April 27, 2022 | UHCL Staff Reports
Original artworks and photographs by the celebrated artist Andy Warhol are the centerpiece of a new exhibition organized by Public Art of the University of Houston System. The exhibition, “Instantaneous Beauty: Andy Warhol and the Photographic Process,” will be on view at the Art Gallery at University of Houston-Clear Lake, with a public opening reception on May 19.
Andy Warhol famously declared, “I never met a person I couldn’t call a beauty.” In keeping with that statement, the exhibition explores Andy Warhol’s process and experimentation with photography, particularly in its relationship to beauty, and will highlight Public Art’s extraordinary collection of 149 photographs made by the artist between 1975 and 1985.
The Andy Warhol Foundation gifted the collection to UH System Public Art in 2008.
“Instantaneous Beauty” places these photographs in dialogue with Warhol’s finished works as well as those by close collaborators, including Harry Benson, Brigid Berlin, Christopher Makos, William John Kennedy, and Jamie Wyeth.
In the mid-1960s, Warhol shifted his interest to filmmaking and television, then seen as more cutting-edge creative activities than painting. But in the 1970s, photography—a medium where the machine, and not the hand, did the work—provided the perfect pathway for his return to art-making. “Instantaneous Beauty” focuses on that pivotal moment in the artist’s trajectory.
“Warhol foresaw such contemporary mainstays as personal branding, celebrity and its commodification, reality television, the idea of everyone’s 15 minutes of fame, and art at the service of capitalism,” said Maria C. Gaztambide, Public Art UHS executive director and chief curator. “The works on view confirm how, long before these ideas became cultural values, Warhol made them indivisible from his creative process and front and center of his uncompromising stance. In doing so, he pushed the boundaries of what it meant to be an American artist.”

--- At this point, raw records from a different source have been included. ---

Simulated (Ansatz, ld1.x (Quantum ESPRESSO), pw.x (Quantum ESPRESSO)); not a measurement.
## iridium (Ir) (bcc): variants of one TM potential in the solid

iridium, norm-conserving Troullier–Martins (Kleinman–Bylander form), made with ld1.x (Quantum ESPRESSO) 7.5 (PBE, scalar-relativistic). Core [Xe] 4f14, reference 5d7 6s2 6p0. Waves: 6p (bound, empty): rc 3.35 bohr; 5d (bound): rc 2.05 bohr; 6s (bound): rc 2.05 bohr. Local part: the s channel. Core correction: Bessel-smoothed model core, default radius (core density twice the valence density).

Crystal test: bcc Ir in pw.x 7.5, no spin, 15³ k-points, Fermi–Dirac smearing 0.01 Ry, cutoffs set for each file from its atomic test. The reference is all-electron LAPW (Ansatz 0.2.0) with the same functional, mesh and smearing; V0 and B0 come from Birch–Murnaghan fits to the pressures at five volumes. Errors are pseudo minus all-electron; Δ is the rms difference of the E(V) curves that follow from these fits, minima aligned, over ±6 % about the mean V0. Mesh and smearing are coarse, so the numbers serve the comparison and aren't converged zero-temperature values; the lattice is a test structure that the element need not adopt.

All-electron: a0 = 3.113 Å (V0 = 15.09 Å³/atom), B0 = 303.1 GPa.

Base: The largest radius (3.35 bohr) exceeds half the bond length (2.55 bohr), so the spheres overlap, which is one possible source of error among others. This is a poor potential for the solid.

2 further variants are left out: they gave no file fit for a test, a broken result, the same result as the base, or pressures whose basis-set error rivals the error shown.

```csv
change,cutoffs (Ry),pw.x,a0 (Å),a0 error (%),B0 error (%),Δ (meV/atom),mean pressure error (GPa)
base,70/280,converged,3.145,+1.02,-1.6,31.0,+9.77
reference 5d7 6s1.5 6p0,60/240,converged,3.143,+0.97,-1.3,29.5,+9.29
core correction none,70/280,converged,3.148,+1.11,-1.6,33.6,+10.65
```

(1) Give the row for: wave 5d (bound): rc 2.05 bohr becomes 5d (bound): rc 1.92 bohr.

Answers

“Instantaneous Beauty” is part of Public Art UHS’s broad effort to make its significant collections accessible to academic and community audiences across and beyond the University of Houston System. The exhibition features works from private and institutional collections, including The Menil Collection.
The opening reception will feature a screening of a selection of 15 of Warhol’s famed screen tests, courtesy of the Andy Warhol Museum in Pittsburgh, Pennsylvania. These short films made between 1964 and 1966 serve as “living portraits” of pop culture and art world notables including Salvador Dalí, Bob Dylan, Marcel Duchamp, Jane Holzer, Dennis Hopper, Niki de Saint Phalle, and Edie Sedgewick. Considered by Warhol as end products in themselves, his screen tests are the perfect complement to the photographic portraits on view in “Instantaneous Beauty.”